16 December 2012 was a night that sparked protests not just in India, but also across the world. Nirbhaya, the name given by the media to the victim meaning “fearless”, was gang raped in the Indian capital city of Delhi on a moving bus and was left to die after being thrown off the bus. She passed away from her injuries two weeks later. Her attackers were caught within 24 hours and 1 attacker committed suicide shortly after being arrested. Fast track courts were opened to try the case and other rape and sexual assault cases. The youngest attacker was sentenced at a juvenile court to a maximum of 3 years imprisonment. The remaining adult attackers were trialled in fast track courts and were all sentenced to face the death penalty.
Although sexual violence against women is commonplace in India and causes little reaction, the Delhi gang rape has sparked outrage across the world. Students to celebrities to politicians have all protested against the attacks and have demanded change in the country- a campaign which has gained global support. But has the case of Nirbhaya brought well-needed change to a country where sexual assault is commonplace?
The Delhi gang rape appears to have encouraged more and more women to come forward if they have been raped or attacked. The media is now raising awareness about gender problems in India. Political parties are now debating on policies dealing with women’s safety; fast track courts have been introduced to deal with rape and sexual assault cases and a fund has also been established to help compensate victims and improve the safety of women. “Anti-rape” laws have been introduced which expands the definition of rape and sexual offences, recognises gang rape as an offence and categorises attacks such as stalking and acid attacks as criminal offences.
But has there really been change on the ground? Has the way in which the Indian public thinks been affected by the rape and its aftermath? The “anti-rape” laws that were introduced have disappointed many across the country; especially those who fought for equality for women. Key recommendations by a government panel, which was set up in response to the public outcry over the Delhi gang rape, were ignored. Conservative parliamentarians did not criminalise marital rape for fear it would destroy families. The trial of those accused in the Delhi gang rape dragged on for months despite the case being fast-tracked suggesting the country’s judicial system is in need of reform. The Delhi gang rape has not affected the way people think and has not changed the patriarchal views so prevalent in India.
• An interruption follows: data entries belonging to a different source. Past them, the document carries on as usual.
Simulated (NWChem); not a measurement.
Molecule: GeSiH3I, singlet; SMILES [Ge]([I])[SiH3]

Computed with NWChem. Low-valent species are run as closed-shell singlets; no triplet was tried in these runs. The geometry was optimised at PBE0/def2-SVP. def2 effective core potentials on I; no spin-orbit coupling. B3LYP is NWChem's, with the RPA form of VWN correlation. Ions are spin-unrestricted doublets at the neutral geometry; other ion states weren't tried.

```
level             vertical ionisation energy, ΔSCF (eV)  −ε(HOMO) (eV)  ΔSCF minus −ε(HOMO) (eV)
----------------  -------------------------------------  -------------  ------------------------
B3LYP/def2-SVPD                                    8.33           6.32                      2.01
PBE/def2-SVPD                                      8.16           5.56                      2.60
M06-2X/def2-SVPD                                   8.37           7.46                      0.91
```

Earlier this year, Indian politician and activist Asha Mirje questioned why Nirbhaya was out late at night. She believes that rape takes place because of the clothes women wear, their behaviour and their presence at inappropriate places. Last year, the head of the Central Bureau of Investigation was under fire for stating you should enjoy rape if you can’t prevent it. In addition, many have argued that during debates on the new law, the shadow of sexism hung over lawmakers resulting in the watering down of the new law, for example acid attacks only have a sentence of a maximum of twenty years as opposed to life.
Although Nirbhaya received the justice she deserved and her attackers have been punished, women still remain targets for predatory men. In 2013 a photo journalist was gang raped in Mumbai. In the early months of 2014, a Danish woman was gang raped in Delhi after asking for directions to her hotel, a woman was raped by 12 men on the orders of tribal elders in a village in east India and perhaps most horrifically an 8 year old girl was raped in Delhi.
No one expected change overnight. The Delhi gang rape has exposed a wider issue of the patriarchal views that lie at the heart of all abuse directed towards women. There is increasing media coverage of gender crimes, people across the country are now talking about the issue and now documentaries are being made on these atrocities. If India continues this conversation, then perhaps the Delhi gang rape will come to be seen as the beginning of the end.